Kyle White

Posted on Apr 2

Optimizing FFmpeg for Production: Settings That Cut Processing Time by 40%

#ffmpeg #video #node #javascript

FFmpeg's default settings are designed for output quality, not processing speed. On a production server where you're processing dozens of videos per hour, the difference between the right settings and the defaults can be the difference between a 60-second encode and a 100-second encode — at scale, that's the difference between serving 60 jobs/hour or 36 jobs/hour on the same hardware.

This post covers the exact FFmpeg settings that cut processing time by 40% in the pipeline at ClipSpeedAI, with benchmarks and the reasoning behind each change.

The Baseline

Default FFmpeg encode for a 60-second 1080p clip to 1080x1920 vertical:

ffmpeg -i input.mp4 -vf "crop=607:1080:660:0,scale=1080:1920" \
  -c:v libx264 -c:a aac output.mp4

Time: ~85 seconds on a 2-core server.

Target: under 55 seconds with acceptable quality loss.

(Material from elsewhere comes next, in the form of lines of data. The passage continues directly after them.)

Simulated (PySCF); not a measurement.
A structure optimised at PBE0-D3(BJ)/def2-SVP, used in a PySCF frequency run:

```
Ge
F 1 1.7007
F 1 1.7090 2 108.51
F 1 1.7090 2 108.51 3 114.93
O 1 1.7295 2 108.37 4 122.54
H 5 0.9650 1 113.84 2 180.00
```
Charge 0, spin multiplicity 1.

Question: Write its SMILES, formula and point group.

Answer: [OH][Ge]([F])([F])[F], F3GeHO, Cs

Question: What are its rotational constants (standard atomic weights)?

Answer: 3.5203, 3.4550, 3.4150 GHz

Optimization 1: Encoder Preset

The most impactful single setting. libx264's preset controls the speed/compression tradeoff:

# Default (no preset specified) = medium
# Slow: best compression, slowest encode
# Medium: balanced default
# Fast: ~30% faster, ~5% larger file
# Faster: ~50% faster, ~10% larger file
# Veryfast: ~65% faster, ~15% larger file

For short-form video clips (30-90 seconds), file size isn't a significant concern. A 5-10MB clip vs a 7-12MB clip doesn't matter to the end user.

ffmpeg -i input.mp4 \
  -vf "crop=607:1080:660:0,scale=1080:1920" \
  -c:v libx264 \
  -preset fast \        # was: medium (default)
  -crf 23 \
  -c:a aac output.mp4

Improvement: ~28% faster (85s → 61s)

Optimization 2: Input Seeking

Placing -ss before -i vs after -i makes a massive difference for segment extraction:

# SLOW: output seeking (decodes everything from start)
ffmpeg -i input.mp4 -ss 45 -t 60 output.mp4

# FAST: input seeking (jumps to timestamp before decoding)
ffmpeg -ss 45 -i input.mp4 -t 60 output.mp4

Output seeking decodes every frame from 0 to the seek point. For a 30-minute video with a clip starting at minute 25, that's 25 minutes of decoding you're throwing away.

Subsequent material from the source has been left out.